Editorial: Barriers to innovation

Barriers to innovation

Market Leader Winter 2010

We have looked at innovation a number of times, but in the cover story of this issue John Kearon takes a heretical approach – arguing that marketing science itself and the centralisation of marketing expertise in large organisations may be at the root of the lack of genuine new category innovation. The theme of the ponderous, risk-averse corporation which is excellent at nurturing what it has (and, indeed, is the reason it got big) but not so hot at creating genuinely new category brands is familiar territory. But Kearon's evidence is compelling. And challenging.

However, another light at the end of this particular tunnel may lie with the work being done with online communities and other forms of cocreation. Done bravely and imaginatively, this dispenses with the cliché of consumers not knowing what they want by going straight to the more creative thinker-users (often fanatics who, theoretically, could be just as inventive as any company research and development department or engineer).

This approach is radical in itself and has the potential to encourage large companies to behave like the more adventurous startups. But, as has been examined in several articles in previous issues of Market Leader, the problem never lies in having the idea – that's the easy bit.
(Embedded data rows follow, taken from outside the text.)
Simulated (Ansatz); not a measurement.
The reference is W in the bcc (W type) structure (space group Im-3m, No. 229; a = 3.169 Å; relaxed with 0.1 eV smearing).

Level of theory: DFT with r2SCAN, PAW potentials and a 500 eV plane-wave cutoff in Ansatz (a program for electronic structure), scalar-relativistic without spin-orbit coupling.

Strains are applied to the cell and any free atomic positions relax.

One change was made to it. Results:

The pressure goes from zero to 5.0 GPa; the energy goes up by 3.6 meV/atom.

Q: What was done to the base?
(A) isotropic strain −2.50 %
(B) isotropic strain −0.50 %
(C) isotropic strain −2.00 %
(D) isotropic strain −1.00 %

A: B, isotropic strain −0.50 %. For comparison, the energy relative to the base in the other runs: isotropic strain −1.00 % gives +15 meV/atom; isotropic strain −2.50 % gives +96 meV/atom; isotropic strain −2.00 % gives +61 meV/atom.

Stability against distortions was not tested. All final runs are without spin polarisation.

Getting it through mazes and silos of the organisational hierarchy is the difficult bit. But the search for barriers to innovative thinking goes much wider than merely the size and structure of the organisation. Academic anthropology has in the past been the preserve of masochistic travellers in primitive cultures (accounts of these intrepid creatures living with natives make for fascinating, if hair-raising, reading). But modern anthropologists in search of meaning use the same techniques and the findings are the very stuff of branding.

Commonplace nowadays are ethnography – observing people in their natural habitat – and semiotic analysis which decodes visual communications. But for the real deal, the Canadian anthropologist Grant McCracken is the expert. He makes a case for a new type of Csuite executive – the Chief Culture Officer – and in his article, ‘The enemy within: Philistines in the contemporary corporation', nails business schools, economists, code crackers and the corporation itself as the key barriers to cultural learning being central to brand marketing.

The observant among you will note, and I hope approve of, our new design. The brief was for a Botox tweak rather than the full facelift. We're delighted: it feels fresher and crisper and altogether more stylish. See what you think.